LONDON (Reuters) - A UK subsidiary of U.S. energy-from-waste company Covanta Holding Corp. has scrapped plans to build a 400 million pound waste-fired power plant in Wales, which would have created 100 full-time jobs, the company said on Monday.
“The local authorities have adopted a fragmented approach (not a national approach) to dealing with residual waste,” said Malcolm Chilton, managing director of Covanta’s European business, in a letter to Britain’s planning body.
“This makes the current proposal for the plant unviable.”
The Brig y Cwm power plant would have collected 750,000 tonnes of non-recyclable household and business waste from the southern Wales area per year and was expected to have a power production capacity of 67 megawatts (MW), enough to power two local county boroughs.
Covanta Energy decided to drop the project after local Welsh authorities decided to sell non-recyclable waste to smaller facilities across the country, rather than one large station, a spokesman said.
“It’s a shame the project isn’t going ahead. The heat produced at the plant would have acted as a magnet for other businesses in the area,” he said.

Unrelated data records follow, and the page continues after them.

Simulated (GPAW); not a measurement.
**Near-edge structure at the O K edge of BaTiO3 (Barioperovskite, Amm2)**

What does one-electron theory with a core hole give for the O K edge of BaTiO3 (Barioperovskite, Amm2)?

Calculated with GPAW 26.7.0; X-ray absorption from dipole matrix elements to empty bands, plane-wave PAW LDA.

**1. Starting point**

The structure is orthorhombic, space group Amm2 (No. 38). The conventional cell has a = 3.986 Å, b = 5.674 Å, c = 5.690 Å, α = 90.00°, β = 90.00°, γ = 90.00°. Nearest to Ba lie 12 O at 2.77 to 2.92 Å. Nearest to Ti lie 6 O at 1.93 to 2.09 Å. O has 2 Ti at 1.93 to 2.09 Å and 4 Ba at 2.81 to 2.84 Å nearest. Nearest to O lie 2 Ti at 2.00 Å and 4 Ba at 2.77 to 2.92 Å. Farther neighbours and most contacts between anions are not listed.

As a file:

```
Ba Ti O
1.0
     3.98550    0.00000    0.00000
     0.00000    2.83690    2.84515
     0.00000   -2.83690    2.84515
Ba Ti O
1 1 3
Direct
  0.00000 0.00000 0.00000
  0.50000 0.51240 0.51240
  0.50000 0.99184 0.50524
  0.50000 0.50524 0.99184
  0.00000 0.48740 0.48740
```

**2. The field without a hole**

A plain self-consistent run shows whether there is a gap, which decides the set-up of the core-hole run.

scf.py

He added Covanta Energy’s decision had nothing to do with the fact the government last week proposed to halve state subsidies for combined heat and power plants generating energy from waste.
The Welsh project would have created around 650 jobs during construction and 100 full-time jobs during its operation, according to Covanta Energy.
Two weeks ago Britain’s Infrastructure Planning Commission approved Covanta Energy’s 65-MW energy-from-waste plant at Rookery in Bedfordshire.